Friday, Oct. 30, 1964

Rationalist Revival

THE ENGLISH MORALISTS by Basil Willey. 318 pages. Norton. $6.95.

The British philosophers and essayists of the past three centuries are more admired than read. Impeccably cool and collected, preening themselves on their rationalism, they leave the present impassioned age cold indeed. Yet these writers played a large part in shaping modern notions of good and evil, pleasure and pain, freedom and tyranny. They are also eminently readable, writes Basil Willey, English-literature professor for 18 years at Cambridge. His engaging little book may well spark a rationalist revival.

A believer in God who makes his credo perfectly plain in the course of the book, Author Willey is not in complete sympathy with these earnest skeptics. He gives them their due in a few felicitous phrases without becoming their advocate:

sb FRANCIS BACON: "It is undeniable that Bacon has about him something of the magnificent charlatan. He is full of large utterance, but himself performs little. His own experimenting was unprofitable, and he ignored some of the best work of his contemporaries. But as the buccinator novi temporis (trumpeter of a new age), he is without an equal, and the next three centuries rightly regarded him as the seer, or even the poet, of science. Although he is reputed to be the father of the English essay, he despised the Epicurean life to which most of the essayists have been temperamentally inclined. He was at home in a heroic age, and scorned to be found anywhere but at intellectual headquarters."

sb JOHN LOCKE: "One might call him the first modern English philosopher to write like a gentleman. His tone expresses confidence in the essential reasonableness of God, Nature and Man and in the fundamental stability of the English Constitution. There is said to be an ancient quarrel between philosophy and poetry, but I doubt if any kind of philosophy has ever been, in all its implications, more hostile to poetry than that of Locke."

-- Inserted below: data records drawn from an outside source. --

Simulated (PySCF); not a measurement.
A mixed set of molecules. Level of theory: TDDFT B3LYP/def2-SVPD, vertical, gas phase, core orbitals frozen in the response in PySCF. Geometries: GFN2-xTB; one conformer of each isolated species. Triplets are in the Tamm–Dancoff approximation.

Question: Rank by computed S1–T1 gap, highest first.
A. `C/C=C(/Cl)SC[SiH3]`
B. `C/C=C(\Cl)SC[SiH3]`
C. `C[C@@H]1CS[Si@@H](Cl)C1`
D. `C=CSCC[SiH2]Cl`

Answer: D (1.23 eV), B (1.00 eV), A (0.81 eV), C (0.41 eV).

sb JOSEPH ADDISON: "The 18th century in England may not have been a very moral age, but it was certainly an age of moralists. Addison was the first lay preacher to reach the ear of the middle classes and to give dignified expression to their ideals and sentiments. He was the safest, the nicest great writer English literature had produced until the Victorian age."

sb LORD CHESTERFIELD: "Few Would-be servants of God put so much energy into their task as Chesterfield puts into the service of Mammon. The load carried by Bunyan's Christian was almost light compared with the burden imposed by this Worldly Wiseman on his unfortunate offspring. He felt that life held no greater good than to please it and be pleased by it. He tells his son: 'We shall not converse much together, for I cannot stand awkwardness; it would endanger my health.' "

sb EDMUND BURKE: "The French revolutionists were sweeping away the past and replacing it by a mathematically symmetrical new order; and they were doing this in the name of 'nature.' Burke managed to throw 'nature' back into the teeth of its French disciples. It is 'natural,' he argued, for men to accept tradition, to be unequal, to be religious, to be respectful to their betters. The noble rustic or savage are exploded myths; rustics and savages merely turn out to be ignoble in ways somewhat different from our own."